The solution, from the perspective of Ms. Dvorak and others like her, is to increase teachers’ pay, decrease their responsibilities, and enact liberal policy measures.

Conservatives, meanwhile, argue that the so-called shortage is a result of overburdensome licensing standards.

All 50 states require a state-issued teaching credential on top of a bachelor’s degree, which is typical in education. The licensing requirement bars non-certified individuals from teaching in public schools.

A policy fellow at the R Street Institute, Shoshana Weissman is an advocate of licensing reform as one means of increasing the available pool of prospective teachers. Ms. Weissman says that all occupational licensing causes “some level” of artificial shortage by excluding unlicensed people.

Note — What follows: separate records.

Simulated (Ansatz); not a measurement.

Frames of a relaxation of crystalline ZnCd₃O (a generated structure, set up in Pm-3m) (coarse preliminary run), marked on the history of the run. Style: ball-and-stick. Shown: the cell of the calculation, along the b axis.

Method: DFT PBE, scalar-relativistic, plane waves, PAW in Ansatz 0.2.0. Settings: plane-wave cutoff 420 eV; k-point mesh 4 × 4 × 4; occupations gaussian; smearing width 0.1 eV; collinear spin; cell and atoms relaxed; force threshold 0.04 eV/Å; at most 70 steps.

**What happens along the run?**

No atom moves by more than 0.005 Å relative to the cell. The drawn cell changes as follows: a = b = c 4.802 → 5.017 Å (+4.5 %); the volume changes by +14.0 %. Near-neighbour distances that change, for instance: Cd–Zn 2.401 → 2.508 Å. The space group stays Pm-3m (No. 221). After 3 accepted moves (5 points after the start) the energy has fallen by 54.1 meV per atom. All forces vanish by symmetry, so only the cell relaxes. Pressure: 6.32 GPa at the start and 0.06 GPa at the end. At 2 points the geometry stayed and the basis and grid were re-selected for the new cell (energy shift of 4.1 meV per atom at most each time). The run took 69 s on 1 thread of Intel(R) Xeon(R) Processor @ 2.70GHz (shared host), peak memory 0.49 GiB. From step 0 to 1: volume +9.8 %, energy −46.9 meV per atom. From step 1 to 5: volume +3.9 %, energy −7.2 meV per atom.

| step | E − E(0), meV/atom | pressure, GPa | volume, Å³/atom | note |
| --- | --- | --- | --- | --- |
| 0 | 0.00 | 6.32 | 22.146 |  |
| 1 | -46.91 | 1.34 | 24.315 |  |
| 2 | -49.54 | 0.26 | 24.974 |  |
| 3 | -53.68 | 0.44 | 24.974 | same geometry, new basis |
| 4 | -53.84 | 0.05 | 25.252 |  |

In education, she says there are three major pools of potential teachers that current licensing laws hinder: non-career teachers, retired teachers, and teachers who have moved between states.

“Maybe we want people with more outside experience who don’t have a degree in teaching,” Ms. Weissman said. An applied mathematician, for example, could be a capable arithmetic teacher; without a license, though, he or she cannot teach in public schools.

Even certified teachers may find that their certification is limited. “Retired professionals often go through extra licensing barriers to get back into the profession,” Ms. Weissman added.

Because each state confers its own licenses, certification can be limited to within one state’s borders.

“If a teacher moves across state lines, they often can’t work,” Ms. Weissman explained. In more than 20 states, teacher certification does not easily transfer, and teachers are required to take additional assessments in order to receive a license in other states.

Ms. Weissman points to Arizona’s universal recognition policy as an example of a successful licensing reform initiative. 

“Universal recognition says, ‘Hey, come here, and if you move here, your license can transfer — we just will verify it.’ It’s a really quick process,” she said.

The policy applies to the likes of cosmetologists and dental examiners but currently excludes teachers and lawyers.

In July, Arizona passed legislation intended to fix that. The state will now allow undergraduate students to begin training in public schools — before receiving their bachelor’s degree. To become a full-time teacher, applicants will still need to complete their degree, but the program is intended to expedite the process.

Florida, meanwhile, is allowing veterans enrolled in education bachelor’s programs to receive temporary teaching certificates and begin classroom instruction before they graduate. 

As school begins across the country, America’s laboratories of democracy will test these hypotheses, and their corresponding solutions, with the hopes that at least one will work.